Lionel Messi’s move this week to Paris St Germain was a victory for Big Oil over Big Loyalty.
Lionel Messi’s move this week to Paris St Germain was a victory for Big Oil over Big Loyalty. But couldn’t Big Snackfood have saved the day for football romance? What if Messi’s long-standing sponsors, Lay’s, had chipped in to yank Barcelona from its financial tapas dip?
It could have been the world’s first potato-based crowdfunding campaign: a global charity appeal telling Messi fans everywhere that every time they buy a packet of Lay’s, the company would give 10 cents to FC Barcelona to give to Leo Messi, who would then (hopefully) give a packet of Lay’s to the Spanish taxman. Almost everybody wins.

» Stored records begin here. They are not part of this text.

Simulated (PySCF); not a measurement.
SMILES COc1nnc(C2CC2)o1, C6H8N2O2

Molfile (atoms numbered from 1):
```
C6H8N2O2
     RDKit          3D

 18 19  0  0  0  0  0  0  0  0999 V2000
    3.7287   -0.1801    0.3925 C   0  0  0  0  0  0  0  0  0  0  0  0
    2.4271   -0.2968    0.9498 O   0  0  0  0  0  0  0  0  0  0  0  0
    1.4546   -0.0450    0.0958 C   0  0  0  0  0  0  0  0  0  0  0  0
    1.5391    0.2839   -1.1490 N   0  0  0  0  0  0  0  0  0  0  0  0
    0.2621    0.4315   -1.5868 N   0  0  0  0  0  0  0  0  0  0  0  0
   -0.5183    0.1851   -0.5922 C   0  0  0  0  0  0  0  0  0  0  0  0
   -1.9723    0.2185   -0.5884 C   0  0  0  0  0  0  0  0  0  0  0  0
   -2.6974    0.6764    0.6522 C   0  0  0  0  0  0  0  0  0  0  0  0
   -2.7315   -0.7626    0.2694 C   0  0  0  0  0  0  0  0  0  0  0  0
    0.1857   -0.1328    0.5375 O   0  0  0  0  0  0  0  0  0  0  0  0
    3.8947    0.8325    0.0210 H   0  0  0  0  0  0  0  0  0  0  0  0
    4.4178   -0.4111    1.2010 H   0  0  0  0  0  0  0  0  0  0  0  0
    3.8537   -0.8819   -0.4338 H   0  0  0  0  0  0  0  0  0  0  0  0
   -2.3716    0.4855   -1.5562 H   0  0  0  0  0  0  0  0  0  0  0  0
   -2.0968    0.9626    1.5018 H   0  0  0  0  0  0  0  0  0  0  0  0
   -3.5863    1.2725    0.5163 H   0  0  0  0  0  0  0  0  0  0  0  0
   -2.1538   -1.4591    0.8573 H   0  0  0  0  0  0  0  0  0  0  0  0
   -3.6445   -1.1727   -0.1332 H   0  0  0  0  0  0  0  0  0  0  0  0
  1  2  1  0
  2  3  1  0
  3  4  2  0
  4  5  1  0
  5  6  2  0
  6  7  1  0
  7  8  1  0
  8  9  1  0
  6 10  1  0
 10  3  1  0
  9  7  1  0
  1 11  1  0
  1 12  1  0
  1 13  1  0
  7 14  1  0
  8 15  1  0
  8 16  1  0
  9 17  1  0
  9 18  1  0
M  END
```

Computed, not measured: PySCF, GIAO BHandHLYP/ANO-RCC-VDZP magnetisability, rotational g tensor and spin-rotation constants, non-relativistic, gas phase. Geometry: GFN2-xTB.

After all, Messi banks north of $30-million a year from his various endorsement deals — more than his old Barcelona salary. Surely Lay’s and the rest of the Messi brand harem could have clubbed together to preserve the decrepit dream that some great players truly believe in their team, and in the game, more than they believe in their pockets?
No. That dream was always just a dream. And the Lay’s-Messi relationship always seemed like a stale, bland marriage, a bit short of salt and vinegar. Whereas the endorsement deal between José Mourinho and South African financial services giant Sanlam is much more of a natural fit: an alliance between disingenuous bus parkers who make fat margins and take no chances. The campaign stars Mourinho as a confidence guru, which I suppose is a tactful description of one of the game’s greatest egomaniacs. The commercial features Mourinho gazing sullenly out of a boardroom window, feigning deep thought about the evolution of the false nine while actually thinking about whether he should have shaved.
Speaking of confidence, Sanlam’s marketing actuaries clearly had too much of it in Mourinho when they signed him up. At the time, he was probably at or near the top of the English Premier League with Spurs, but he soon got the sack after a late-season collapse. He’s now coaching Roma — not a bad gig, but a humble one for Mourinho, whose pragmatic tactical brilliance during the first decade of the century has been remorselessly fossilised by the pressure of football evolution. The upshot is that the whole Sanlam ad campaign is inadvertently hilarious.
Rassie Erasmus was a savvier punt for Luno, the Bitcoin trading platform applying the old maxim that it’s much better to sell shovels in a gold rush than to dig for gold. Because there is a raw logic to the partnership: Rassie is a crafty winner, and Luno is flogging crafty wins.
But the ad itself is deeply lame, deriving cheap slapstick from the spectacle of a skinny rugby player, symbolising Bitcoin, getting flattened by two of Rassie’s bruisers. It’s a celebration of the very stereotype of artless brutality so inaccurately applied to Rassie’s Springboks by lesser rugby nations. Rassie is a smart guy who merited smarter copywriting, but he doesn’t care: he’s laughing all the way to the bank.
At least Pele was taking a stand, as it were, when he once recommended Viagra to all the world’s gentlemen of a certain age. He knew he would be a laughing stock, but he believed firmly in the product, as well as the arousing row of zeros on the endorsement deal. And by sacrificing his own dignity, he surely did some good by putting a stiff breeze of chemical romance into the sails of many becalmed marriages.Similarly, there was a kind of comic heroism to Jacques Kallis’s endorsement of a hair-transplant technology a few years back. Kallis knew he couldn’t reasonably pretend that his freshly materialised bouffant appeared just nje, of its own free will, or because he had stopped worrying about his batting average. So he decided to own his new hair, and to own the male-pattern emotional vulnerability that it revealed. When you choose to sell yourself, you might as well sell the real you.